What needs adding to his presentation (which is worth seeing, though I don't entirely agree with it) is what I consider the strongest concise argument in favor of science's moral relevance: that morality is relative simply means that the task of science is to examine absolute relations between morals. For example, suppose you uphold the following two moral claims:

  1. "Teachers should be allowed to physically punish their students."
  2. "Children should be raised not to commit violence against others."

First of all, note that questions of causality are significantly more accessible to science than people before 2000 thought was possible. Now suppose a cleverly designed, non-invasive causal analysis found that physically punishing children, frequently or infrequently, causes them to be more likely to commit criminal violence as adults. Would you find this discovery irrelevant to your adherence to these morals? Absolutely not. You would reflect and realize that you needed to prioritize them in some way. Most would prioritize the second one, but in any case, science will have made a valid impact.

So although either of the two morals is purely subjective on its own, how these morals interrelate is a question of objective fact. Though perhaps obvious, this idea has some seriously persuasive consequences and is not be taken lightly. Why?

First of all, you might change your morals in response to them not relating to each other in the way you expected. Ideas parse differently when they relate differently. "Teachers should be allowed to physically punish their students" might never feel the same to you after you find out it causes adult violence. Even if it originally felt like a terminal (fundamental) value, your prioritization of (2) might make (1) slowly fade out of your mind over time. In hindsight, you might just see it as an old, misinformed instrumental value that was never in fact terminal.

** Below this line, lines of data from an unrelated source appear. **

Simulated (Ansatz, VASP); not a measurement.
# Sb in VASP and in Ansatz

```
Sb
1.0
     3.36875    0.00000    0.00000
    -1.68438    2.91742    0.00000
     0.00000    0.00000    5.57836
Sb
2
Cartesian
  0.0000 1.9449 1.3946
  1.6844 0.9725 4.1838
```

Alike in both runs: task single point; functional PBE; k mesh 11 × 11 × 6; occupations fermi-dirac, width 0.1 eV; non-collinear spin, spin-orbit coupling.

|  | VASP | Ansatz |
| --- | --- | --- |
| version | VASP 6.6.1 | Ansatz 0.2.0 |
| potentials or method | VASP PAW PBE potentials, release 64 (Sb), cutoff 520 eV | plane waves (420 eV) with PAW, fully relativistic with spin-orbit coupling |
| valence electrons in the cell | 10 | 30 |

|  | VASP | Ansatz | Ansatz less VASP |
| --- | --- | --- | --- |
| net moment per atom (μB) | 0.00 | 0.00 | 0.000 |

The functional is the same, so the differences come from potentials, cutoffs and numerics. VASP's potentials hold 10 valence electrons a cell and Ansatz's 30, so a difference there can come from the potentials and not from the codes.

Second, as we increase the number of morals under consideration, the number of relations for science to consider grows rapidly, as (n2-n)/2: we have many more moral relations than morals themselves. Suddenly the old disjointed list of untouchable maxims called "morals" fades into the background, and we see a throbbing circulatory system of moral relations, objective questions and answers without which no person can competently reflect on her own morality. A highly prevalent moral like "human suffering is undesirable" looks like a major organ: important on its own to a lot of people, and lots of connections in and out for science to examine.

Treating relativistic vertigo

To my best recollection, I have never heard the phrase "it's all relative" used to an effect that didn't involve stopping people from thinking. When the topic of conversation — morality, belief, success, rationality, or what have you — is suddenly revealed or claimed to depend on a context, people find it disorienting, often to the point of feeling the entire discourse has been and will continue to be "meaningless" or "arbitrary". Once this happens, it can be very difficult to persuade them to keep thinking, let alone thinking productively

To rebuke this sort of conceptual nihilism, it's natural to respond with analogies to other relative concepts that are clearly useful to think about:

"Position, momentum, and energy are only relatively defined as numbers, but we don't abandon scientific study of those, do we?"

While an important observation, this inevitably evokes the "But that's different" analogy-immune response. The real cure is in understanding explicitly what to do with relative notions:

If belief is subjective, let us examine objective relations between beliefs.
If morality is relative, let us examine absolute relations between morals.
If beauty is in the eye of the beholder, let us examine the eyes of the beholders.

To use one of these lines of argument effectively — and it can be very effective — one should follow up immediately with a specific example in the case you're talking about. Don't let the conversation drift in abstraction. If you're talking about morality, there is no shortage of objective moral relations that science can handle, so you can pick one at random to show how easy and common it is:

  • "Birth control should be discouraged."
    "Teen pregnancy / the spread of STDs is undesirable."
    Question: Does promoting the use of condoms increase or decrease teen pregnancy rates / the spread of STDs?  
  • "Masturbation should be frowned upon."
    "Married couples should do their best not to cheat on each other."
    Question: Does masturbation increase or decrease adulterous impulses over time?  
  • "Gay couples should not be allowed to adopt children."
    "Children should not be raised in psychologically damaging environments."
    Question: What are the psychological effects of being raised by gay parents?

I'm not advocating here any of these particular moral claims, nor any particular resolution between them, but simply that the answer to the given question — and many other relevant ones — puts you in a much better position to reflect on these issues. Your opinion after you know the answer is more valuable than before.

"But of course science can answer some moral questions... the point is that it can't answer all of them. It can't tell us ultimately what is good or evil."

No. That is not the point. The point is whether you want teachers to beat their students. Do you? Well, science can help you decide. And more importantly, once you do, it should help you in leading others to the same conclusion.

A lesson from history: What happens when you examine objective relations between subjective beliefs? You get probability theory… Bayesian updating… we know this story; it started around 200 years ago, and it ends well.

Now it's morality's turn.

Between the subjective and the subjective lies the objective.
Relative does not mean structureless.
It does not mean arbitrary.
It does not mean meaningless.
Let us not discard the compass along with the map.